From my understanding, SSH uses TCP. If SSH is disconnected, then TCP is disconnected. In this context, it is probably best to just equate SSH with TCP. Depending on the Operating System (OS) implementation for the TCP stack and given TCP is bidirectional, there is a read and write buffer. This is usually around 65536 (2^16) bytes. It is possible for an application continue to read and write to the TCP buffers when the TCP connection is broken because the reads and the writes are just to the buffers, not actually sent. It is usually up to the OS/driver/firmware layer to handle sending and receiving the data in the read/write buffers. The application (LabVIEW, this DLL, etc.) are only exposed to the read/write buffers. Thus, there may be some latency between a disconnect and actual error out on a disconnect.

That said, the libssh2 library, which is another layer below this toolkit but a layer above the TCP stack, has internal read and write buffers as well because the TCP read/write buffers tend to be relatively small and I believe the libssh2 library does some "chunking" of large packets to optimize bandwidth and communication. The overflow is probably coming from one of these buffers in the libssh2 library. I believe the size of these buffers are hard-coded in the libssh2 library, or are at least a compile-time constant. In other words, you would have to recompile the libssh2 library and this toolkit with some new value. There is no API function to change the buffer size because these buffers are statically allocated at the initialization of the libssh2 library. I looked into this a while ago for another project. This may no longer be the case, I could be mis-remembering, or just wrong.

Changing the buffer size will actually not prevent the overflow. Your best course of action is to experiment with the keep-alive, timeout, and TCP settings to ensure the disconnect event happens before the buffers fill up.

When using libssh2lv API however, the test gets paused after few seconds and I need to perform read of the data in order for it to continue. May this be that TCP buffer gets full all the time so what I was doing was just clearing it?
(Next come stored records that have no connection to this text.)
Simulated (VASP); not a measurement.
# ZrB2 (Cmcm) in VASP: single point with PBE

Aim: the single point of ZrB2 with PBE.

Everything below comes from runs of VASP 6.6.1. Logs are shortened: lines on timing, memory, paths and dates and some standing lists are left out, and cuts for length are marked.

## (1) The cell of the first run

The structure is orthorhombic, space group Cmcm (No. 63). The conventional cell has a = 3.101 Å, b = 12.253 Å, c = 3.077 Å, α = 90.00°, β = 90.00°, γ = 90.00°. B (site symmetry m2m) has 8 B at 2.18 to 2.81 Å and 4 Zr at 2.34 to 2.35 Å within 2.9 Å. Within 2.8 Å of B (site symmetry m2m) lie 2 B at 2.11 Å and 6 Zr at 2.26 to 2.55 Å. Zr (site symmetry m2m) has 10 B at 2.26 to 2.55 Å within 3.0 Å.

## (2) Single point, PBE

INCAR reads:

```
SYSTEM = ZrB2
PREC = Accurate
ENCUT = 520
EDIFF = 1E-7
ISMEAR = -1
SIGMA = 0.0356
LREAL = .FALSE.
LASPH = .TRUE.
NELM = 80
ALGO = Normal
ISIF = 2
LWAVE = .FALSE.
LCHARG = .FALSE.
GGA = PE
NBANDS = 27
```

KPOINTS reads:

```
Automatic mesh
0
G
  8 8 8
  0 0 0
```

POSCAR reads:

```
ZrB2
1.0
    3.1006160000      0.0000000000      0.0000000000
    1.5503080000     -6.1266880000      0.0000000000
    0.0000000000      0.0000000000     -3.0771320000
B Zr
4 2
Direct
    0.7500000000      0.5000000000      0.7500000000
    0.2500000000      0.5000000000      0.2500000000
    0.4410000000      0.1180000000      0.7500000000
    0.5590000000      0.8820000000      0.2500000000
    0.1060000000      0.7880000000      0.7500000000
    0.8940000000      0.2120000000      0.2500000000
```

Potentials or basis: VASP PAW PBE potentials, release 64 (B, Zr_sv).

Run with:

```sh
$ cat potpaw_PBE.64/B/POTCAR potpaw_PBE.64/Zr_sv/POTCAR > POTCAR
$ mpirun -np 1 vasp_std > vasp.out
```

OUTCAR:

You may want to enable non-blocking mode. It sounds like the toolkit is waiting for data to be available on the channel. You probably want to enable non-blocking mode and every 100 ms or so check if data is available. If available, then perform a read. The Read-Execute-Print-Loop with a Raspberry Pi.vi example from the LabVIEW toolkit shows how to use non-blocking mode. Even if your Linux device is not a Raspberry Pi, the example and implementation is still using. It is for any Linux device.